In our world of ever-increasing interconnectivity, mobile phones continue to play larger roles in our everyday lives. From a communications standpoint, cell phones have come a long way from the traditional calling and text messaging capabilities of their predecessors. With apps like Facebook and Instagram installed on millions of smart phones worldwide, users are storing more personal information on their mobile devices than ever before. When you include mobile banking apps, dating apps, and mobile retail apps like Amazon or Ebay, it’s easy to see the importance of keeping all of that personal data secure.
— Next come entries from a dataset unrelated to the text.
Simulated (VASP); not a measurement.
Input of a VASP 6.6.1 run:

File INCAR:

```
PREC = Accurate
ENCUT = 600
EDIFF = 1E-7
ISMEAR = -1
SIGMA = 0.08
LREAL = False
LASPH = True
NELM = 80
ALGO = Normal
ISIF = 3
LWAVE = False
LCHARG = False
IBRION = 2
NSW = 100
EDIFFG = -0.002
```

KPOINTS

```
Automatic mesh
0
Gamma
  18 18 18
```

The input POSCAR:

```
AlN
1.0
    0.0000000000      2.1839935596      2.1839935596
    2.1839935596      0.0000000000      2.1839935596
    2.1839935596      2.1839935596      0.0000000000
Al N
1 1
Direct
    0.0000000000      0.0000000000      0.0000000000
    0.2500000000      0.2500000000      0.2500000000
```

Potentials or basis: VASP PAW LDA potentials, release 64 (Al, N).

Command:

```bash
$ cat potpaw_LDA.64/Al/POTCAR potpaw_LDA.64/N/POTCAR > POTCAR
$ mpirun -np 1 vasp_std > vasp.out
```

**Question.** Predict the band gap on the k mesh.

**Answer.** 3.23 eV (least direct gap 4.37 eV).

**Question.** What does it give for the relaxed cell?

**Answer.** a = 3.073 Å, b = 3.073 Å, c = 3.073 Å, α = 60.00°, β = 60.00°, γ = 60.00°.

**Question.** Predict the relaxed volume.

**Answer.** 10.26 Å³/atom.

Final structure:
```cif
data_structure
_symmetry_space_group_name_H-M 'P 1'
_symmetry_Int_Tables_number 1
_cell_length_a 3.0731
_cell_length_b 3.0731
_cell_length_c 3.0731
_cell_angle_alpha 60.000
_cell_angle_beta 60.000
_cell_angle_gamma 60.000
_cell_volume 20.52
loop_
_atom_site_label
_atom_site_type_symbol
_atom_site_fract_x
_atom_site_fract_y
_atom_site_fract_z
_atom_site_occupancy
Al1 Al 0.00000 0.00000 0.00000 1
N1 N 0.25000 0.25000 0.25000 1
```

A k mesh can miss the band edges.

How many different smart phones have you owned? And how many of those old phones did you personally ensure underwent a factory reset or complete data wipe when you got rid of them? There are several software suites available that enable users to extract all sorts of data from mobile devices such as Cellebrite’s UFED Physical Analyzer or Oxygen Forensics. Some of the things that can be extracted using mobile device forensics software include:
- SMS Text Messages
- Call Logs
- GPS Locations
- Timeline of phone events
It is important to note that by using modern digital forensics software, even some files you thought you “deleted” can still be recovered. If one of your old smart phones was not properly wiped and fell into the hands of someone who understood how to use mobile device forensics software, you could find yourself in an extremely exposed position. Even locked phones are susceptible to data extraction, so the only surefire way to guarantee your data doesn’t fall into the wrong hands is to completely wipe your phone when you are retiring it.
Mobile device forensics is also prevalent in law firms and law enforcement to aid in criminal cases. If incriminating evidence can be extracted from a suspect’s phone, it can be a determining factor in the outcome of the trial. According to pewinternet.org, 64% of adults in America own a smartphone so it’s safe to say that cell phones have become a gold mine of evidence for our judicial and law enforcement systems. The fact that only one person has typically used a cell phone makes the evidence that much more compelling.
With the market for used smart phones on the rise (see this article from Forbes.com), the bottom line is that we need to personally ensure that all of our sensitive information is completely eradicated from our phones before we get rid of them. Mobile device forensics software is becoming more commonplace, and there are efforts being put forth to make it more affordable. The most recent winner of the Forensic Sciences Foundation Emerging Forensic Scientist Award, developed a mobile phone forensics device using open-source tools. You can read more about that here. In our increasingly tech-savvy society, the best thing you can do is to ensure your personal information is protected. Because once someone else obtains it, that information is no longer personal!